West Texas Weather Links. Updated 2/11/01
|SAN ANGELO WEATHER RADAR||Shows the radar through Del Rio
and the Trans-Pecos
|EL PASO REGIONAL RADAR||Radar for west Texas through W. Arizona
including the Davis Mtns. and the Big Bend
|EL PASO SATELLITE||Satellite view of TX through CA|
|MIDLAND WEATHER RADAR||radar through the northern Trans-Pecos and the Davis Mtns.|
|PHOENIX REGIONAL RADAR||Radar from CA through W. NM|
|DEL RIO WEATHER CONDITIONS||Local conditions and 10 day forecast|
MARFA WEATHER CONDITIONS
||Local conditions and 10 day forecast|
|FORT STOCKTON WEATHER CONDITIONS||Local conditions and 10 day forecast|
|GUADALUPE PASS WEATHER CONDITIONS||Local conditions and 10 day forecast|
|CARLSBAD, NM WEATHER CONDITIONS||Local conditions and 10 day forecast|
|SANDERSON WEATHER CONDITIONS||Local conditions and 10 day forecast|
|VAN HORN TX WEATHER||Local conditions and 10 day forecast|
For those of you who are not used to Texas or southwestern weather, BEWARE! Most of the time the weather will be HOT and DRY. There is usually a mild wind blowing. However, it sometimes turns bad, often rather quickly.

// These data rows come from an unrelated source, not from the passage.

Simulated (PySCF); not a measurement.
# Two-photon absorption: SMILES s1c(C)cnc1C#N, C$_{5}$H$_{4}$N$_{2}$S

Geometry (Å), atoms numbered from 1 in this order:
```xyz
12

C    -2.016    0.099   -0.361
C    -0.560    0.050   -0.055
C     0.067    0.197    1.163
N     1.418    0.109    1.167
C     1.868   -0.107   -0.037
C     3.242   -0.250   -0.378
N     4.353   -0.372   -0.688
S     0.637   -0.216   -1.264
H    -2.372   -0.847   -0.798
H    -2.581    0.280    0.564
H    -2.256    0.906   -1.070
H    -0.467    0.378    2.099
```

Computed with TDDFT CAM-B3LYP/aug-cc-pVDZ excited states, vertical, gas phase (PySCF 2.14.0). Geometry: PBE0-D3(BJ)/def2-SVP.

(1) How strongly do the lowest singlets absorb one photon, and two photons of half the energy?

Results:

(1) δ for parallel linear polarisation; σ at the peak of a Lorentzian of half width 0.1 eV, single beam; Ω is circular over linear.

The winds can often be quite brisk. If you are driving in an area with a lot of rock cuts, the change in wind speed and/or direction when you are entering and exiting cuts can cause high profile vehicles to shift into another lane. Vehicles, particularly those towing trailers, occasionally are tipped over by the wind. Also, if you are in a sandy area, the sand can blow into engine parts. It can also blast the paint off your vehicle.
The weather can change fast. Some years back I was parked above the Pecos River, enjoying the view, at about 3PM. The sky began to darken, the wind began to blow. Within 15 minutes it was dark enough in mid-afternoon that cars had their headlights on. I got out of my car to enjoy the sight, and small stones, being blown by the wind, began to pelt me. I headed eastward for cover. About seven inches of hail, much of it tennis ball size, was dumped on Langtry by this storm.
In 1981 I was collecting west of Langtry. Around midnight the wind began to blow. It was blowing with sufficient strength that it was lifting the front of my VW rabbit off the road, making it difficult to steer. The winds got to over 90 MPH, and they developed very fast. Roofs were blown off, vehicles overturned. Rocks were blown from atop the rock cuts onto the road. Stones were blown from the arroyos onto the road. In one place, the wind got under the pavement and folded the shoulder of the road onto the road, like folding an omelette. About 1:30 AM the wind died down, I went collecting and found two alterna, no other snakes.
Flash floods can also occur. The may occur even though there is no rain where you are. On the river road one night, I stopped to look at a snake. The rain hit while I was looking at it. By the time I got back down the road a bit, the low crossing was already full of water. Fortunately I was able to stop on a rise, avoiding being flooded out. Within a half hour or so, the rains and flood waters had stopped. However, there was mud up to the five foot mark on the water crossing post.
Another time, a wall of water came down the Pecos and left debris up the hill at the Pandale crossing about 25-30 feet, even though there had been no rains in that area.
The main thing is to be aware of the weather. It can happen fast, and there are few places to hide in west Texas (Or in NM and AZ.)